Wolves and Hawks

There are wolves about. I heard a knock on my door and there stood Jérôme, a hunter from the village. He was holding a big bag for me, heavy with a quarter of a wild boar he had hunted. I staggered under the weight of the meat as he handed it to me and it landed with a thump on the kitchen table. He said that there hadn’t been so many boar about this year because packs of wolves have been scaring them off. Some lambs and a goat had been taken on the other side of Cereste. I already knew that the odd lone wolf comes down from the mountains, as my neighbour Mylène told me she saw one last year, but I hadn’t realised that there were whole packs of them around. 

Hearing this I felt a tremor of excitement, or is it fear? I don’t know, but it makes me feel alive, and reminds that where I live is wild. Wild, and that the balance of nature here is changing. Up until recently the wild boar and the deer had no predators other than the hunters and their guns. 

The morning after, Betty the doglet and I walked down the road to collect the post from the box. The track up to the house is too long and too rough for the post woman and her yellow van. Every blade of grass, every twig, every rock was outlined by the sunlight, everything still wet after the soaking rain. I could smell snow in the air. The mountains were nearer, brought into focus, smoothed out by snowfall, lit up and shining. Betty traced the ground with her nose, zig-zagging, avid, making the secret map of animal scents visible. She was onto something, a fox, a hare perhaps, a wild boar. A wolf? I continued walking down the road as flocks of chaffinches took flight from the bare poplars, wheeling and dipping and proclaiming the blueness of the day. 

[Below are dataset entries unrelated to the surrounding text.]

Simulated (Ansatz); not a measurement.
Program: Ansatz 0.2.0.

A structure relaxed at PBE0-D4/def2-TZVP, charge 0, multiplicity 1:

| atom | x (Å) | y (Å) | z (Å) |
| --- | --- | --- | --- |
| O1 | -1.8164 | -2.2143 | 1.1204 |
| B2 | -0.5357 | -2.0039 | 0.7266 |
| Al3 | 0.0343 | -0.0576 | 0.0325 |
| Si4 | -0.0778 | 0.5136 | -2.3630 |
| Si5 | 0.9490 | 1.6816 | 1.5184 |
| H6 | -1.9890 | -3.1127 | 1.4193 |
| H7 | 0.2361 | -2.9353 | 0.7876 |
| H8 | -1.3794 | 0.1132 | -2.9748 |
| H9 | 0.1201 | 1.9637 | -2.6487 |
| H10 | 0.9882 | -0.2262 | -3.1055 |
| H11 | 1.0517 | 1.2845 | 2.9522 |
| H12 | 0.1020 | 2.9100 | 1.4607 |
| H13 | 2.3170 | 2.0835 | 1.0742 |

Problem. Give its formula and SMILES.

In the distance, out of sight, car horns insisted, jarring and beeping. We might be far from Paris and Marseille and the most violent of the protests of the gilets jaunes, but their presence has been felt here too. They have set up shacks in the middle of the roundabout on the way to Forcalquier, where they burn scrap wood to keep warm. Every now and again they march slowly around the roundabout, bringing the traffic to a halt. My friend, Lesley missed her flight when her bus was blocked from getting onto the motorway. Most cars have a yellow vest showing on the dashboard in a show of support, although it might be expediency, as sometimes the gilets jaunes won’t let people through the blockades otherwise. They can be bullying at times. The police too have been heavy handed. It does seem that most people support the gilets. Taxes are high here in France. For many it’s hard to make ends meet. People are sceptical about whether the proposed higher tax on diesel was actually being levied for ecological reasons. They are en colère, disillusioned with Macron. He is seen as elitist, out of touch with the people. Revolution is in the air. 

 As I walked along the road, past some crows pecking at pumpkins which had been left to rot at the side of the field, I thought about the week before, when I joined family and friends in Parliament Square in London for Extinction Rebellion 2. Many were dressed in black, and a coffin was carried, as this was a funeral procession for all those species we have lost and face losing, including ourselves. There were passionate speeches calling for our government to wake up and to treat climate change as the emergency that it is. Sam Lee sang a beautiful old song that brought a tear to my eye. People stopped the traffic. We marched and called out for climate justice. We marched for zero emissions. When the police surged in to stop people digging a hole for the coffin in the middle of Parliament Square, the MC urged everyone to stay peaceful, to breathe. It was an edgy moment. The police kettled the hole as everyone about them linked arms and sang a gentle song. One or two of the policemen looked embarrassed.

Here in France, walking along the road, the distant dissonance of the car horns made me think of the uneasy change that is being felt. Europe is shifting. The old ways are crumbling. People are threatened and afraid. None of this is convenient. Something new is on the way, and we don’t yet know what that will look like. 

I thought of the wolves changing the ecological balance. Fewer deer and wild boar mean more trees will grow, which will affect all wildlife. This isn’t convenient to the sheep farmers, nor does it sit well with the hunters, but there is something bigger at play, something so big it is hard to really see the impact.

At this point I looked up and saw a hawk perched on top of the telegraph pole, surveying everything below, keen. It pierced me with its yellow stare and then it took off.  Yes, I thought, this is what we need now, the long view.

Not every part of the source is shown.